Tip: Go early. That’s the only way to get a decent parking spot before the whole town becomes congested to a near standstill. Also, May can still get quite warm in this region and since you’ll be walking between some of the venues, you want to capitalise on the cooler Autumn mornings.
Highlights of the day included:
Kloovenburg – Their Chardonnay with guava and tropical fruit on the palette was a cool balm after I had trekked all the way from the centre of town to the estate which is situated just outside of town. There were shuttles and tractors, but we couldn’t find one going in the direction we wanted to go. Kloovenberg also had olives with a blackberry dressing, green olives, chillie & garlic olives, and a few dipping oils that provide testament to the fact that the South African olive industry is growing stronger and stronger. The chilli and garlic as well as the oregano, basil and black pepper dipping oils were particularly delicious. The range also included olive caviar, basil and sundried tomato pesto’s, smoked olives and sundried pitted olives that were all a treat to eat. This time we caught a tractor back to town – a welcome relief.

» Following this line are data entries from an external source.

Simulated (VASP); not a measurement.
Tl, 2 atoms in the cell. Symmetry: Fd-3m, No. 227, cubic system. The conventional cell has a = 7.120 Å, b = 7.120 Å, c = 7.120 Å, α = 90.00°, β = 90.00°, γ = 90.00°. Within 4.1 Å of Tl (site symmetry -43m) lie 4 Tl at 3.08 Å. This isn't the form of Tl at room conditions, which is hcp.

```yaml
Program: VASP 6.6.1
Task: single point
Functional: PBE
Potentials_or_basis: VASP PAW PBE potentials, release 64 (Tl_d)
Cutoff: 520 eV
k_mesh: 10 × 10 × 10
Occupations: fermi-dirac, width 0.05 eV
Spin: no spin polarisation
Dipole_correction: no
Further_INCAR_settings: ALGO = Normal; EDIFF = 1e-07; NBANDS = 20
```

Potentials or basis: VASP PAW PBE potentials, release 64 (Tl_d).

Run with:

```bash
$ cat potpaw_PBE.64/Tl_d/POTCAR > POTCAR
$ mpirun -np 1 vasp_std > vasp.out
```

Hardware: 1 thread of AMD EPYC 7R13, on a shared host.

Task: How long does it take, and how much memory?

Allesverloren – Here we were blown away by Chrisna’s Olives from DelVera. The Moroccan and the hickory smoked pesto’s are on my buy-it-if-you-see-it list. The salt dried olives were a peculiar treat, quite different to the sundried ones we’re used to. The snack of the day was C-Side Oysters’ West Coast, giant oysters. Beyond delicious and worth every penny. Org de Rac MCC with its almost cidery taste of apples paired particularly well with the oyster.
Pulpit Rock – While people were enjoying a hearty curry-potjie and just relaxing in the afternoon shade, we sampled the Pulpit Rock Chardonnay Reserve, with banana on the palette, it was another surprising treat.
The greater part of our day was spent trying to get to the participating venues, whether by foot or vehicle, which required more effort than the output was worth. The problem was not with organisation, but rather of expectations and personal preferences. I would have liked easier movement and more wines and olives available for tasting. Considering the number of excellent markets in and around Cape Town, it seems like quite a waste to travel all that way for an event that is more a market than a festival.
However. I saw how much families were enjoying themselves at the different venues. There were enough snacks and treats for sale by food trucks and stalls to satisfy even the most demanding toddler, teenager, and adults alike. Riebeeck Kasteel itself was abuzz with happy festival-goers and the restaurants had to do all they could to keep up.
Aside from the olives and the giant oyster, we didn't partake in other festival fare. Instead, we snacked on biltong. The car wasn't always within easy reach, so it was more difficult as you had to carry your necessaries around with you. It was a surprisingly warm day, so you wanted those necessaries to be as few and light as possible.
All things considered, the festival is something I would definitely mark in my 2016 calendar. Preferably with a bit more thought put into it. Second time round, I’ll make sure to plan an outing with friends or family to make use of the leisurely picnic-like atmosphere, rather than expecting a wine and olive tasting marathon.